Business Confidence Soars to 5-Quarter High on Strong Demand, Reform Momentum

The Confederation of Indian Industry's Business Confidence Index has risen for the third consecutive quarter, reaching 66.5 in Q3 FY26, its highest level in five quarters. This optimism is driven by strong domestic demand, with a majority of firms reporting higher sales and expecting further growth. The CII has outlined a series of ambitious recommendations for the upcoming Union Budget, including the creation of strategic funds for development and digitisation. These proposals aim to accelerate infrastructure, boost innovation, and strengthen India's global economic integration.

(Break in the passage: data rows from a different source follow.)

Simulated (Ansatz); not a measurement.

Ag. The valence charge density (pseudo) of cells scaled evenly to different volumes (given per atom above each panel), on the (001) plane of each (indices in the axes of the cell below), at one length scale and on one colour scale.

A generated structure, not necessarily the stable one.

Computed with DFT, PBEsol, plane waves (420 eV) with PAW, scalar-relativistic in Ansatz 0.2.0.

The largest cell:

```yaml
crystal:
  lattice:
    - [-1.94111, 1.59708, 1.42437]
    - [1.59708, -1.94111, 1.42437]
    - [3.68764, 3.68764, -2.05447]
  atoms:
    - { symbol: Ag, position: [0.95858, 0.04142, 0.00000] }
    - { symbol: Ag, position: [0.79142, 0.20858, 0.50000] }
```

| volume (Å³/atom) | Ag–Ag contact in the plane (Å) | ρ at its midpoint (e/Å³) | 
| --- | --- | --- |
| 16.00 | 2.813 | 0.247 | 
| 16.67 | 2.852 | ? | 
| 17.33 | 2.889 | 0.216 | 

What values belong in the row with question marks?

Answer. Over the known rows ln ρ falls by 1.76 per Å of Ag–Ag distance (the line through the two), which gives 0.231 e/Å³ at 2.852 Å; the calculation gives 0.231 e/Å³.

Key Points: CII Business Confidence Index Rises for Third Straight Quarter

  • Index hits 66.5, highest in 5 quarters
  • 72% of firms expect higher demand in Q3
  • CII proposes Rs 1,000-cr Digitisation Fund
  • Recommends 10 Centres of Advanced Learning
  • Suggests creating India Development and Strategic Fund
4 min read

CII Business Confidence Index rises third straight quarter, reflects stronger demand, business sentiments

India's business confidence hits a 5-quarter high as firms report stronger demand. CII proposes major funds for development, digitisation, and innovation.

"The steady rise in business confidence shows industry's ability to navigate external headwinds, anchored by resilient domestic demand and a robust reform agenda. - Chandrajit Banerjee, Director General, CII"

New Delhi, January 18

Business confidence among Indian industry is high, as corroborated by the latest Business Outlook Survey of the Confederation of Indian Industry, which said India has firmly established itself as the world's fastest-growing major economy, demonstrating remarkable resilience amid global uncertainty shaped by geopolitical tensions, trade weaponisation, and a slowing world economy.

This growth is largely being attributed to bold reform initiatives.

CII's Business Confidence Index rose for the third consecutive quarter to 66.5 in Q3FY26, the highest level in five quarters.

The improvement is driven by optimism around demand, profitability, and investment conditions, the industry chamber said in a statement.

Domestic demand remains the key driver, with two-thirds of firms reporting higher demand in Q2FY26 and 72 per cent expecting further growth in Q3FY26, aided by GST rate cuts and festive consumption. Investment and hiring intentions remain robust.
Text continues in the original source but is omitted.